Outside of the convent, women make up the majority in Christian communities around the world and remain largely excluded from any established ecclesial authority structure. For many of these Christian women, devotion to the Virgin Mary shapes their experience of Christianity day-to-day. Marian devotion connects women to an expansive array of aspirational ideals of purity, fertility, motherhood, and femininity that affect everyday life and bond women to one another, to God, and to their Christian community and traditions. In Ethiopia, for example, women express love for Maryam who is both mortal and exalted. In the Virgin Mary, Ethiopian women access the mystery and power of their tradition in relatable and relational ways, even as they remain marginal to the authority structure of the church: ‘Although she [Maryam] is both intimate with women because of her femininity, and also above them all in spiritual importance, and she nonetheless allows women a stature that they would not otherwise achieve’ (Marcus 2002: 19).

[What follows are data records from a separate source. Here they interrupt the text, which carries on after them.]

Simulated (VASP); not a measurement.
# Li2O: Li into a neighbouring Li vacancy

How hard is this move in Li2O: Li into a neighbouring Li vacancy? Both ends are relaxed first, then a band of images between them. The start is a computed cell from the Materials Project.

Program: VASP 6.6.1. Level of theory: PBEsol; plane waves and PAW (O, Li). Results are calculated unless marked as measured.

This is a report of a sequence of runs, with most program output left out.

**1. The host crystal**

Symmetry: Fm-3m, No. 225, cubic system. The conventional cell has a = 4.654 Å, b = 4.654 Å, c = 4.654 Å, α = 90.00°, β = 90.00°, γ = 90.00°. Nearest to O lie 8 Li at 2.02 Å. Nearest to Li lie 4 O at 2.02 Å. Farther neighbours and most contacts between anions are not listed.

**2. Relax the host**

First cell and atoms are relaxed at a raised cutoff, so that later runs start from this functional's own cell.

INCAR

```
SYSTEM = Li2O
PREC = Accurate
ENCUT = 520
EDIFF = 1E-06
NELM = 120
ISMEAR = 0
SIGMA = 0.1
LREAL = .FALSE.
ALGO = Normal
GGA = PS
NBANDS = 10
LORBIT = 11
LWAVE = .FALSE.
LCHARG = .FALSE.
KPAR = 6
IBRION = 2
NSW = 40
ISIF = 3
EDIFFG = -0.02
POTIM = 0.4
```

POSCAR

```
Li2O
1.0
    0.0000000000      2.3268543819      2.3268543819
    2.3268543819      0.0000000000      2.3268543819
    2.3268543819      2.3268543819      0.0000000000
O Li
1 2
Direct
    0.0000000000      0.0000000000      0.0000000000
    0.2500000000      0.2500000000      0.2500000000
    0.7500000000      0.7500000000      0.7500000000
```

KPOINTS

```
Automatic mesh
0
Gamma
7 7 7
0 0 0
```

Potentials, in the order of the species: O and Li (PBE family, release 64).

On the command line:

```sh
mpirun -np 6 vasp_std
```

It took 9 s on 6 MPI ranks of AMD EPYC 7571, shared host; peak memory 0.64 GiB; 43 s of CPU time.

4.2 The complicated legacy of women religious

Through the physical presence of nuns and new convents or through the literary and missionary presence of moral preaching and teaching on the family and sexuality, the Western theology of virginity is normative. Indeed, the history of colonization and the destruction of indigenous cultures and peoples are tied with virginity: ‘Europeans frequently derived the belief that virginity was an attribute of being civilized, which was to say Christian, European, and white’ (Blank 2007: 11). European women religious were often complicit in the coercive campaigns for ‘civilization’ as missionaries and colonial agents in Africa, Asia, and the Pacific. White, missionary nuns were seen as an effective ‘civilizing force’ at this intersection of charity and economic power (McNamara 1996: 583).

Some Christian Indigenous and enslaved women worked in convents or joined convents, but their acceptance and their contribution (and even their baptism) was often ignored, denigrated, or tokenized (Broomhall 2007: 59–60). Because of ingrained conceptions about blood purity in Spanish colonies, ‘Black, indigenous and casta women often lived in convents as servants, but they could not become nuns’ because they were understood as inherently amoral or immoral (Bristol 2007: 68). Africans and their descendants were not understood as capable of having virtue as their colonizer counterparts. Restrictions such as these, however, did not stop lay women from making vows and forming communities of their own. In colonial Peru, for instance, Indigenous women lived as beatas (the blessed), privately vowing sexual renunciation, wearing habits, and living simply (Burns 2007: 81–84). These assumptions about race and class continue to have rhetorical and theological effects to this day:

In the West, virginity not only has a sexual orientation and a gender, it has a color. Christian symbology traditionally uses light and lightness of color to indicate purity and holiness, while darkness and darker colors are associated with sin and corruption. (Blank 2007: 11)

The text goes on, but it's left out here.